In re Glenn L. CRAWLEY and Laura D. Crawley, Debtors.
Bankruptcy No. 4-85-877.United States Bankruptcy Court, D. Minnesota.
August 21, 1985.*41 Kenneth J. Rohleder, of Rohleder & Pitton, St. Paul, Minn., for John and Susan Joyce.
Ian T. Ball, of Rasmussen and Ball, Minneapolis, Minn., for debtors.
MARGARET A. MAHONEY, Bankruptcy Judge.
The above-entitled matter came on for hearing before the undersigned Judge on the motion of John and Susan Joyce for vacation of the automatic stay under 11 U.S.C. § 362. Based upon the following, I am denying the Joyces' motion for relief from the automatic stay.
FACTS
Debtors and John and Susan Joyce (the Joyces) entered into a contract for deed in regard to property in St. Paul, Minnesota, on February 10, 1984. On April 8, 1985, the Joyces served the Debtors with a notice of cancellation of contract for deed pursuant to Minnesota Statute § 559.21. The Debtors had not made the February 1, March 1 and April 1, 1985, monthly payments due and owing under the contract for deed. On May 8, 1985, the Debtors filed their chapter 13 bankruptcy petition. Debtors have not made the May 1, June 1, July 1, 1985, contract for deed payments to date. Debtors are in arrears $3,600 ($600 per month). Debtors have filed their chapter 13 plan. This plan was confirmed on August 1, 1985. The plan proposes to pay the Joyces their arrearages at $400 per month until the debt is paid. The Debtors made an offer of adequate protection at the hearing which consisted of payment of $1,200 to the Joyces immediately, payment of $1,200 to the Joyces on September 1, 1985, and, institution of an automatic payroll deduction with Mr. Crawley's employer by September 1, 1985. The payments of $2,400 would not bring the arrearages current.
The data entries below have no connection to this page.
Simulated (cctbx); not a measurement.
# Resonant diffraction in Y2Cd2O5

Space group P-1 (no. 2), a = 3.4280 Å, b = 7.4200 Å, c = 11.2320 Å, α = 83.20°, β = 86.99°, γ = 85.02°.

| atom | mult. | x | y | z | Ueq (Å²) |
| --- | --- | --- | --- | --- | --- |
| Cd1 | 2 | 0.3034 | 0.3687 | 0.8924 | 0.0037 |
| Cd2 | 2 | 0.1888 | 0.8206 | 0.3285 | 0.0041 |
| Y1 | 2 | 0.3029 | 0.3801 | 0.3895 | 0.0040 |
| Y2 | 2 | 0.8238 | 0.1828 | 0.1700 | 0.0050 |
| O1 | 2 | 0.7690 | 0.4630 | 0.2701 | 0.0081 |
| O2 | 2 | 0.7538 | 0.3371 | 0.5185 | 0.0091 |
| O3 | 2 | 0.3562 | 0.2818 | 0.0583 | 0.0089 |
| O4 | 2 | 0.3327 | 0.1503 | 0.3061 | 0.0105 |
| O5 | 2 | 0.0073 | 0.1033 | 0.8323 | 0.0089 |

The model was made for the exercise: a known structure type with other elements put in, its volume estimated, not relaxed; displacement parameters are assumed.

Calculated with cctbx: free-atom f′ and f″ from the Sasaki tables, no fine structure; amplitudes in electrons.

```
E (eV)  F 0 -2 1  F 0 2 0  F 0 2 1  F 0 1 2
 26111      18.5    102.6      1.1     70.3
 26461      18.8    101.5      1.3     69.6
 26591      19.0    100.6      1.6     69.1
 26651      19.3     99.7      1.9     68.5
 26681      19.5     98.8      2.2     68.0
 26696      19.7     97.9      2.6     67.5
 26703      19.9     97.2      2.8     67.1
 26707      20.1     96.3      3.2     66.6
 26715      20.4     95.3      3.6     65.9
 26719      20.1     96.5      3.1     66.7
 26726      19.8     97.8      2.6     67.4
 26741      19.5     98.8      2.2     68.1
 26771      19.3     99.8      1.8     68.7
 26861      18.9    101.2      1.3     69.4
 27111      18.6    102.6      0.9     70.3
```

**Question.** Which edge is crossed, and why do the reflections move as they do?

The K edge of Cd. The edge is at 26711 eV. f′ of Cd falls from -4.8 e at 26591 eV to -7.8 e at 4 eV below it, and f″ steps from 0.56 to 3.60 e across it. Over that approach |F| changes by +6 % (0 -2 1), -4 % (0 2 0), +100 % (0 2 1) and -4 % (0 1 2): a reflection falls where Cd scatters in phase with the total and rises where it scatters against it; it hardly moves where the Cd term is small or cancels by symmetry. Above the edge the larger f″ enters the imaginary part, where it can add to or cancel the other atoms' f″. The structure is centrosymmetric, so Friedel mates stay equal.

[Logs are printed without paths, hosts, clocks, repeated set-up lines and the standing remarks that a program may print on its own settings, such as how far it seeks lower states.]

The cancellation of the Debtors' contract for deed required 30 or 60 days under M.S.A. § 559.21. The cancellation would *42 have been complete on May 9 or June 8, 1985, but for the bankruptcy filing.[1]
DISCUSSION
The Joyces brought a motion to annul the automatic stay as it relates to their contract for deed, and/or a motion for relief from the automatic stay in order to complete their contract for deed cancellation, or, alternatively, for an order granting the Joyces adequate protection. The Joyces' motion is not clearly worded, but both counsels' argument at the hearing indicated this was the relief sought.[2] Joyces' counsel also requests a "protective order" requiring Debtors to pay all delinquencies immediately and to make timely payments in the future. This is, in effect, a request for adequate protection under 11 U.S.C. § 362.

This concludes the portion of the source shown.